President Enrique Peña Nieto's Institutional Revolutionary Party (PRI, as abbreviated in Spanish) seems to have won the country's elections held in Mexico on Sunday, where 83 million citizens were called on to vote and choose who would sit in the 500-member lower chamber of parliament, nine state governorships and more than 1,600 other officials.

Despite calls to boycott the election, amid corruption scandals and the murder of candidates and campaign officials, the country's National Institute of Statistics confirmed that 48% of the citizens cast their votes, in the highest level of turnout since 1997.

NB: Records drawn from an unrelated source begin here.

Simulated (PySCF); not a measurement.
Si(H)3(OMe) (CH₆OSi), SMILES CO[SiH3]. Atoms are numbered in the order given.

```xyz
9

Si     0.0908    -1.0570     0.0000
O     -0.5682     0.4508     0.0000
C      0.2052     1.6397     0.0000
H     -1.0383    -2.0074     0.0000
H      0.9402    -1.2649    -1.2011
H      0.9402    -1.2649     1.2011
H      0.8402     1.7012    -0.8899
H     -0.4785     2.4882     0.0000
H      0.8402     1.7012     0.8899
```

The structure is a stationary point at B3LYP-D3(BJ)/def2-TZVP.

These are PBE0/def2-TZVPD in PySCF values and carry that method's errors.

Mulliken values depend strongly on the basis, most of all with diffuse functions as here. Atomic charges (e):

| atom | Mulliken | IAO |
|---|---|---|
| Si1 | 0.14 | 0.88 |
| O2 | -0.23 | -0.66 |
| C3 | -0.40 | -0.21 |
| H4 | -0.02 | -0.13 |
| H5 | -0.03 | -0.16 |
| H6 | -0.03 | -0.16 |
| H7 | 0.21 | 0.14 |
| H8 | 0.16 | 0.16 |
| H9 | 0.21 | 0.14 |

Read more: UK oil majors eyeing enhanced partnerships in Mexico, says Pemex official

With 60% of the votes counted, projections pointed to the PRI taking around 30% of all the votes, giving it between 246 and 263 seats, followed by the opposition right-wing conservative party PAN, who got 22% of the votes, and leftist PRD, in third place.

Jaime Rodriguez Calderon, an independent candidate also known as “El Bronco, won the election in Nuevo León State, the second wealthiest state in the country, for the first time since legal changes allow that.

Voting was largely peaceful, although some activists set fire to ballot boxes in the states of Oaxaca, Chiapas and Guerrero, where a former mayor was also shot dead.

The election was seen by some as a prelude to the country's general election that was due to be held in 2018.

It comes amid a government push for legislation aimed at encouraging investment in rural areas.